BUSTED: Prison Pigeons in Peru

If there wasn’t a file on me in Washington yesterday, there’s one now. That’s because I Googled “How to Smuggle Drugs into Prison” as background research for my article on the State of Cannabis News Hour today. And that’s sure to raise a flag in a sub-basement somewhere.

Shady Pigeon Looking Shady

Don’t worry, Dear Readers, I won’t rat you out as accomplices in this dastardly scheme to make a news story interesting. I ain't no stool pigeon.


THE SCOOP

In 2019, a Cincinnati couple were arrested for trying to smuggle heroin into a prison. “Deputies became suspicious after noticing a stain on a square of their Bible, which later proved to be heroin – enough to be broken up into 30 or 40 hits and distributed among the inmate population.”

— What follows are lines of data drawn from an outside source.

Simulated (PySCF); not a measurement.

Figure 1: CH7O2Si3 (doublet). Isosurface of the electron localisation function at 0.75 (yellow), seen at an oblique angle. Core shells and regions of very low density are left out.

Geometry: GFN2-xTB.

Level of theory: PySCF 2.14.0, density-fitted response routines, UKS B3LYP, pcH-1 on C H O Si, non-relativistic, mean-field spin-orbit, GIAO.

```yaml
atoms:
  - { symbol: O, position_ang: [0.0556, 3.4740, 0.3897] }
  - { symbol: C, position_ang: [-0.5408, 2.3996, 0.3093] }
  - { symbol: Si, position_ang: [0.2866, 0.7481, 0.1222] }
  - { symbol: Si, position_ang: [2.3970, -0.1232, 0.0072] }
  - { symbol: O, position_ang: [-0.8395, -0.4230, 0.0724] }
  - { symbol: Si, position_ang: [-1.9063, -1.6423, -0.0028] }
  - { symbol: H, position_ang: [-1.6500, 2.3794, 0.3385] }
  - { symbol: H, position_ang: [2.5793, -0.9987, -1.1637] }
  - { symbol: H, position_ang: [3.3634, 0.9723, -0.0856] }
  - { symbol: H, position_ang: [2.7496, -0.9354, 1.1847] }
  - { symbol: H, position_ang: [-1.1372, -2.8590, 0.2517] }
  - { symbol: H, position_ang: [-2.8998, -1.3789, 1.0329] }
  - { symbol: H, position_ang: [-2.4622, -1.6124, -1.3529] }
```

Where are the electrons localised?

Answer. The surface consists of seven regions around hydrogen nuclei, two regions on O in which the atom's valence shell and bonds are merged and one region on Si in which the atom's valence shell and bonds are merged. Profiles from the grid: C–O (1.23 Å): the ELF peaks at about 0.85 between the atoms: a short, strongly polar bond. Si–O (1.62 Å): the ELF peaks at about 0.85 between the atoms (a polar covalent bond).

This is just one way that people have gotten busted trying to smuggle drugs into prisons in recent years, a subject on which I’m now a Google expert. Others include:

  • 20 grams of pot inside a baby’s balloon

  • Drugs blended into paint and applied to a coloring book marked “To Daddy”

  • Drugs put inside dead birds and thrown over prison walls. Tennis balls are also used, though there’s not so many tennis courts on prison grounds. Maybe that works in white collar prisons like Trumpers are going to

  • Underneath stamps on letters

  • Methadone-soaked underwear

  • ... and the usual smuggling cavities you can imagine. This category is called “Hidden internally.”

THE DEEPER DIVE

But… in Peru, the national police have announced that a pigeon has been captured trying to smuggle cannabis into Huancayo Penitentiary.


Of course, the only way to announce such bird shenanigans is using Twitter so you can TWEET about it (I’ll be here all week...) In said tweet, the Peruvian National Police reported officers found the bird, which had a “circular package containing marijuana tied around its neck,” near the prison’s main door. “… Perhaps parched, the cannabis-carrying bird was spotted this week when it touched down … near the administrative building to drink some water from a puddle...”


Clearly an amateur pigeon was used.


“Upon catching the bird, agents saw that the delivery package was made of a light blue fabric that had been wrapped in duct tape... To the surprise of all involved, the package held “dry green seeds, stems and leaves with a characteristic marijuana smell”.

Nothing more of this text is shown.